A fried rice recipe that is nourishing, makes use of leftovers, and delicious is a fried rice recipe that checks all the boxes. The medium-grain brown rice used here calls for a moist and tender mouthfeel, which clumps together with a jumble of carrot, cabbage and more to make sure you have all you can get in each bite.
Yield: Serves 4
Prep Time: 15 mins
Cook Time: 10 mins
Difficulty Level: 2/5
Ingredients
- 1⅓ cups (265 g) medium-grain brown rice
- 1 tbsp peanut oil
- 2 eggs, beaten lightly
- 3 small carrots (200g)
- 1 medium red onion (170 g), cut into wedges
- 300 g red cabbage, shredded coarsely
- 2 cloves garlic, crushed
- 4 cm piece fresh ginger (20 g), grated
- 2 green onions (scallions), sliced thinly
- 1½ tbsps light soy sauce
- 1 fresh long red chilli, sliced thinly
Steps
01. Cook rice in a medium saucepan of boiling salted water 35 mins or until tender; drain. Rinse under cold water; drain well.
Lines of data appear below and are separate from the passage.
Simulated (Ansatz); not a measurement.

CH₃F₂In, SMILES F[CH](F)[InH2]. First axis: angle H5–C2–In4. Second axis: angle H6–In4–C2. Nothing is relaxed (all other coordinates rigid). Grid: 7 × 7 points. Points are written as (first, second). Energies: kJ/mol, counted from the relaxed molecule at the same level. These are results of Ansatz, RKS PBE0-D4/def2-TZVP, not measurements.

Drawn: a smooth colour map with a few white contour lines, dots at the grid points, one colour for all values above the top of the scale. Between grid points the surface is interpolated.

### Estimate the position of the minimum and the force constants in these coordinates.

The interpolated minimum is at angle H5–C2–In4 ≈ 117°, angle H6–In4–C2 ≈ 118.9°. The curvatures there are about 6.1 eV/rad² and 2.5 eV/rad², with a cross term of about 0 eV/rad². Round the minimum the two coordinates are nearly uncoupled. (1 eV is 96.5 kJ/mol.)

02. Meanwhile, heat a large wok on medium-high heat; add 1 tsp of the oil, swirl to coat wok. Add egg; swirl wok to make a thin omelette. Cook 30 secs or until just set; slide omelette onto a clean board. Roll tightly; cut into strips.
Thinly slice carrots on the diagonal.
04. Heat remaining oil in same wok; stir-fry carrot and red onion 4 mins or until just tender. Add cabbage; stir-fry 2 mins or until wilted. Add garlic, ginger and half the green onion; stir-fry until fragrant. Add rice and sauce; stir-fry until hot.
05. Serve fried rice topped with omelette strips, chilli and remaining green onion.